Key Elements of the Statement of Cash Flows for Investment Bankers - dummies

Key Elements of the Statement of Cash Flows for Investment Bankers

By Matt Krantz, Robert R. Johnson

Most individual investors dwell on the income statement and, to a lesser degree, the balance sheet. But investment bankers know the power of a third, often overlooked financial statement: the statement of cash flows. The statement of cash flows is the place where the company tells investors where the dollars are coming and going in the business.

Cash flow is very different from net income. A company may book a sale as revenue, but that cash isn’t received yet. The statement of cash flow concerns itself with cold, hard dollars that find their way into the company.

Follow the money! That’s the advice often given to detectives and investigators. And the same can be said to investment bankers. Tracing the movement of cash through a company can tell the investment banker a great deal about the company and its economic feasibility. The cash flow statement is a powerful document that shows investment bankers how the business is a cash-using (or cash-burning) machine.

The statement of cash flows is broken into three distinct areas. Each areas reveals specific information about the type of cash flow.

Cash flows provided from (used by) operating activities

If you want to know how much cash it brought from the business itself, this section is the one for you. Here, you find how much of the company’s profit came from conducting business in cash.

Calculating cash flows provided from operating activities starts with net income, taken right from the income statement. Uses of cash are then deducted from net income, and sources of cash are added back. The most important adjustments to cash flow in the eyes of investment bankers include

  • Adding back depreciation and amortization: Net income takes a big hit from an expense that doesn’t cost the company any cash: depreciation. Accountants require companies to deduct from their reported profit the estimated monetary value of wear and tear on equipment. But that wear and tear may never actually cost real cash. Depreciation is added back to net income to come up with net cash flow from operations.

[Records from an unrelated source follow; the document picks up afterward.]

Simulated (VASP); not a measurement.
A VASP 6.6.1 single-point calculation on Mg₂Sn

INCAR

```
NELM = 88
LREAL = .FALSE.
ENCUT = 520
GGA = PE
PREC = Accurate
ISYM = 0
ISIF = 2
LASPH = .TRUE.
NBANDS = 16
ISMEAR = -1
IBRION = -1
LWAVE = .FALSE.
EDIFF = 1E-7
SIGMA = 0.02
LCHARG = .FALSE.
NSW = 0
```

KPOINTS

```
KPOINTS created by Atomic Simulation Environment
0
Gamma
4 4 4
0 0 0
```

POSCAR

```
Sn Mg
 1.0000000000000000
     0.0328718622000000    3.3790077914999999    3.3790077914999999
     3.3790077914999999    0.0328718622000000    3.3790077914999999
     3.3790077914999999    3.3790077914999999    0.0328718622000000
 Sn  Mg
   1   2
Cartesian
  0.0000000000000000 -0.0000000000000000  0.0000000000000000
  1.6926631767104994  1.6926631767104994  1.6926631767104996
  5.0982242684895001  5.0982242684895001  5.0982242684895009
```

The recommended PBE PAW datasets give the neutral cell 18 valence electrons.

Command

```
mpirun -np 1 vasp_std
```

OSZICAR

  • Stock-based compensation: A big part of a company’s overhead is the money paid to executives. But much of the payment to CEOs and the other executives at the top of the firm is never paid in cash, but in stock-based rewards. Because this pay isn’t in cash, it’s added back to net income.

  • Change in accounts receivable: When a company sells goods and services, it often doesn’t collect right away. That sale may be good enough to count as net income, but it’s not enough for cash flow from operations. Accounts receivables are subtracted from net income as a result.

Cash flows provided from (used by) investing activities

You have to use cash to make cash. Companies can often borrow money to make improvements to their facilities, but many times a company taps its cash hoard to add capacity, expand facilities, or build new computer systems.

The starting point for calculating cash flows provided from investing activities is cash flows provided from operating activities. From there, a number of adjustments are made to show investors how much cash is used or generated not just from the company’s operations, but also its investments. Sources of cash are added back, while uses of cash are subtracted, as follows:

  • Capital additions: Periodically, the time comes for companies to put money into assets to make them better or make them last longer. These investments are called capital additions. When such improvements to assets are made using cash, the amount must be subtracted from cash flow.

  • Proceeds from sales of property, plant, and equipment: Companies sometimes find that they’re sitting on assets they don’t need or want anymore. When these assets are sold, they’re a boost to cash. In this section, investors adjust their cash flow to reflect the influx of cash from divestitures.

  • Business acquisitions: Companies buy other companies for a variety of reasons. Whatever the reason for the deal, if the buyout is done using cash, that must be reflected as a use of cash in the cash flow statement.

Cash flows provided from (used by) financing activities

Even the simplest companies typically use cash that’s brought in from outside investors or lenders. Even a 5-year-old opening her first lemonade stand likely got started using a loan to buy lemons and sugar from her parents.

This section of the cash flow statement attempts to help investors see the inputs and outflows of different forms of financing, be it from debt or stock. Digging into this area of the cash flow statement gives investment bankers a clear view of where the company is getting and using cash to pay for its operations. This section includes the following:

  • Increases in debt: When companies borrow, it’s an addition to cash from financing and added to cash flow. Investment bankers can keep an eye on whether companies have been adding to debt if they see increases on this line item in the statement of cash flows.

    Companies often distinguish when they add short-term versus long-term debt. Often, when companies restructure, they try to exchange costly debt that matures in a few years, called short-term debt, with longer-term debt that matures in five or more years. This common maneuver, which often taps the resources of investment bankers, is designed to save on current interest expense.

  • Repayment of long-term debt: When companies pay down debt, they’re using cash. This can be a good move for companies looking to reduce their debt and interest expense.

  • Cash dividends paid: Increasingly, investors have urged companies to use their excess cash to pay a periodic cash payment, or dividend. Dividends can be suspended by companies if they hit hard times (unlike interest payments that must be made), but they’re still significant uses of cash.